| paleface [sys=PS2; cat=Shooter_3D; loc=JPN] |
|Now this is the way to do a remake: handsome graphics reminiscent of the original while taking advantage of 3D rendering power and blissfully smooth framerates, blistering arcade action, and an Arrange mode with new ways to play.|
Of course, as a budget game we can't expect the Arrange mode goodies to be extraordinarily extravagant, and actually I'm surprised that they didn't up the enemy firepower, but on the other hand you get to pick from four or five new jets, each with slightly different handling--the Stealth Bomber is great at dodging missiles, the Warthog is slow but has a better vulcan cannon, and so forth.
The root game is plenty accurate to the original arcade version, at least as far as my poor memory can recall. I never did play the arcade version all that much--I didn't have the change to blow on a few seconds of excitement in those fancy full cockpit games. They've done a good job of recreating that feeling here, however, with sounds that sound just like what I remember, especially that the joyful missile lock sound, and sensitive handling on the analog stick--the way your jet shudders and pitches up when hit really did make me feel like I was back in one of those hydraulic cabs for a moment, and I didn't even have vibration turned on.

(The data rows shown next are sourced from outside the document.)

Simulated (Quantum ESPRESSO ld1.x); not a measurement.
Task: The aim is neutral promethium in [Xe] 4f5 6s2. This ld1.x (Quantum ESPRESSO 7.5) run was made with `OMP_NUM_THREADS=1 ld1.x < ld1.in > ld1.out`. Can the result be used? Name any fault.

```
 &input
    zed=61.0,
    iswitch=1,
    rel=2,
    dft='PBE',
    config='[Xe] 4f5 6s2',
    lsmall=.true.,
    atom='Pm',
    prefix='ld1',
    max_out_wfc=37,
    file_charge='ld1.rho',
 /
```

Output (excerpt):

Of course, the game itself, none too deep, relies on incredible twitch reflexes, a good bit of luck, and the ability to fire off precisely the number of missiles as you have lock-ons, all the while dodging incoming swarms of jets, bombs, missiles, and even bandits and missiles on your six. Often all at once. The remake recreates these overwhelming moments in gorgeous gradiants of sky color and ground fog, monumental missile smoke trails and a great deal of three dimensional ground detail (somewhat repetitive, but in the spirit of the original, certainly). Your jet smokes past it all at awesome speed, and it's a genuine rush to bang the throttle to max (you can set it on the right analog stick), fire off the batch of missiles and do a barrel roll while town, Roman ruins, deep jungle or arctic tundra flashes by meters below your aircraft.
That being said, the rush doesn't really vary through the game's 20+ stages. The plane types differ a bit, and sometimes you have more missiles up your wazoo, and certainly the colors of ground and sky go through some beautiful shifts, but don't come to the game hoping for much more than frenetic stick-waggling and missile-button mashing (is there any real use for the vulcan? It's just something to press when you're out of missiles, right? Even the Warthog can barely knock anything down with it), because you won't find it. Well okay, the soundtrack is kind of fun in that mid-80's way.
The game does not support a digital stick; you can't even get past the memory card check without analog control. I suppose the original arcade version had analog rather than digital control, so this makes sense (and is unfortunately consistent with the Sega Ages Space Harrier--see entry 351), but it would have been nice to have the option to play with an arcade stick anyway. Ah well.
|I should emphasize that this game is way hard; in later stages I'm lucky to live for 10 seconds. I wonder if anyone has come close to single-crediting this game? That would be an amazing thing to watch.|
You can't really play it for score though, because it lets you keep your score after continuing, which is unfortunate. Well okay, you could play it for score if nobody continued while playing on your memory card--I guess I'll have to try that eheh. It seems to award you more "rank" medals next to your initials if you used fewer continues, though that could have been coincidence.